Transfer learning with YOLO

I’m looking to modify and fine-tuning YOLO for my 2-class object detection. Since the whole NN has more than 50M trainable parameters, which layer is the most choice to unfreeze and train with my data set? what is the best way to reduce output size to 19195*2 (since I have just 2 classes).

I haven’t run this through the compiler to confirm, but my intuition is you could focus on the very last Conv2D layer. When I built my own YOLO v2 model, I specified the last layer like this:

x = Conv2D(NUM_ANCHORS * (4 + 1 + NUM_CLASSES), (1,1),strides=(1,1),padding='same',name='conv_23')(x)
output = Reshape((GRID_H,GRID_W, NUM_ANCHORS, 4 + 1 + NUM_CLASSES), name='yolo_output')(x)

which resulted in this after compilation:

conv_23 (Conv2D)                (None, 19, 19, 48)   49200       dropout[0][0]                    
yolo_output (Reshape)           (None, 19, 19, 8, 6) 0           conv_23[0][0]   

for my configuration of 19x19 grid, 8 anchors, and 1 class.

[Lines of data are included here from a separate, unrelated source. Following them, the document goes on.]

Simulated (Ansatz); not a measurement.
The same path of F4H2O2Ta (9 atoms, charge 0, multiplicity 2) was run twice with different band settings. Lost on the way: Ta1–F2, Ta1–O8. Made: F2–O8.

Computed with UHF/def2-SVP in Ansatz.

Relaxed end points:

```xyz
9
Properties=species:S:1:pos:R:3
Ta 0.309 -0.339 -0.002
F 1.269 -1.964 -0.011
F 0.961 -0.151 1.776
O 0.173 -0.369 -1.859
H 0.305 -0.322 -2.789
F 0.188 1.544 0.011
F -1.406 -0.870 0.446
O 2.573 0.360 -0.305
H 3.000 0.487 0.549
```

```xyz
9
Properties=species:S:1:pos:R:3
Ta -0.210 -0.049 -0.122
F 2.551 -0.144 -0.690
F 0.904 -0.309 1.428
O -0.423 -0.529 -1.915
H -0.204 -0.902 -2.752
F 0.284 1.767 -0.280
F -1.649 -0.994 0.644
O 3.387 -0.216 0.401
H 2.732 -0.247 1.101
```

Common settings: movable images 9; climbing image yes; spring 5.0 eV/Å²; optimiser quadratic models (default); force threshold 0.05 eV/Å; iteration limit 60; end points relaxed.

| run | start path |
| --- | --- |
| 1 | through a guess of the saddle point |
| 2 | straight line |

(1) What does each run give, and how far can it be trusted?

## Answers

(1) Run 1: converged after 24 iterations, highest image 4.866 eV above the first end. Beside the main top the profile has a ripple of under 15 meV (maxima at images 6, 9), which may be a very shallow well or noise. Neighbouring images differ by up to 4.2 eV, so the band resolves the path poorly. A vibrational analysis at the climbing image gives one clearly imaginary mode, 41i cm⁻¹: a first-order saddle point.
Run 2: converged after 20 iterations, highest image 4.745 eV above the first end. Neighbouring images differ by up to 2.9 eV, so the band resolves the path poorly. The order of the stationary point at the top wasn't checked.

You might also look at adding one fully connected layer with the output shape you need?

Let us know if this helps

1 Like

Here is another idea, lifted straight from this tensorflow guide page

A last, optional step, is fine-tuning , which consists of unfreezing the entire model you obtained above (or part of it), and re-training it on the new data with a very low learning rate. This can potentially achieve meaningful improvements, by incrementally adapting the pretrained features to the new data.